Monday, August 13, 2012

Necessary Equipment for Seed Collecting

T'is that time of year when we need to face facts. Summer is coming to a least for some of our beloved plants which means they are going to seed. That means we need to gather those seeds--unless you wish the wind to direct your garden plans for the following year. We shall require expensive and complicated equipment for such a delicate procedure...or maybe not.
Sweet Williams gone to seed

It is usually while touring the garden or doing some weeding when I come upon a plant whose seeds are ready for the picking. Like this here Sweet William. I was just passing by, minding my own business, when it screamed to me--okay I exaggerate. It was more like a whisper-- "Hey, you! I got something for you," it clearly said.

What's that? Your plants don't talk to you? Blimey, must be very boring for you. Perhaps you're not offering them stimulating conversation? Just saying, is all...

Anyway, I noticed straight away that they did indeed have something for me...ripe seeds! Yay! So, I took out my most valuable and readily available seed collecting item I have--yes, my hand-- and I tipped over the spent flowers and there you are! Seeds, ready to plant, ready to store and ready to give away.

Of course, I hope you know I can't keep them in my hand forever. How else will I be able to collect all the other seeds I have to collect??? I only have two hands! Thus, comes in my vast collection of containers quite handy.

As I collect more seeds I place them in these containers and store them away,  safe and sound. The bigger containers I use to collect whole seed heads when the seeds are of a more difficult nature to collect/ extract or when I have no time to do the delicate winnowing right then and there.

And you thought I was a pack rat for nothing...tsk-tsk....

 For those times when I don't have a huge quantity of seeds or the seeds themselves are ity-bity, I do like to use up those extra envelopes we always end up with after paying the bills. They are my preferred seed storage container if truth be told, because they are, #1- biodegradable, #2- allow the seeds to breathe so they don't get moldy, #3- you can write the name of the seeds collected very easily on them--Some plastic containers just don't take to markers or pens,  #4- they store nicely in my seed boxes and #5- they are easily concealed  in a pocket or purse for just those times when pilferring is a probability.

Thus, you have a list of the necessary equipment you'll need for proper seed collecting and storage. Get going!


  1. we just started saving our veggie seeds this year. We didn't know what we were doing and just saved the tomatoe seeds by letting them dry out. NOW we know you have to let the seed gook sit in a glass jar for 2 days, then strain the liquid out. Then let the seeds soak in water for 2 days, and the ones that rise are not viable. The ones that sit on the bottom are and can be strained and dried then. (Of course we made sure our tomatoes were grown using heirloom sees.

    1. I usually get volunteer tomato plants from the compost pile from the spoiled tomatoes I toss in there. Talk about lazy gardening!

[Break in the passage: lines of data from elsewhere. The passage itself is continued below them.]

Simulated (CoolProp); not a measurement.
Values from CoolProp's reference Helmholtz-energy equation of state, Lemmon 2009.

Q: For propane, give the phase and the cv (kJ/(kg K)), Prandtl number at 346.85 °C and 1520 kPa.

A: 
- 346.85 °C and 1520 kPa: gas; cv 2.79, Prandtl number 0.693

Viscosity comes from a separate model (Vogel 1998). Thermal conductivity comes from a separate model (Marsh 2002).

  2. This is funny, Glory, we collect seeds from everything in sight when possible. GREAT point keeping them in paper envelopes--they dry properly and identification is always helpful unless you like a gallon of mixed seeds of all description--a.k.a. "wildflower seeds".
    You might also delve into the possibility of heritage seeds from veggies, tomatoes, etc--we came across a heritage tomato called "Sophie's choice" which is a lovely tomato.--early, prolific, and on a compact plant. Just sayin'.... ":)

    1. We call those heirloom seeds and yes, they are great to have! Gotta get me some of those.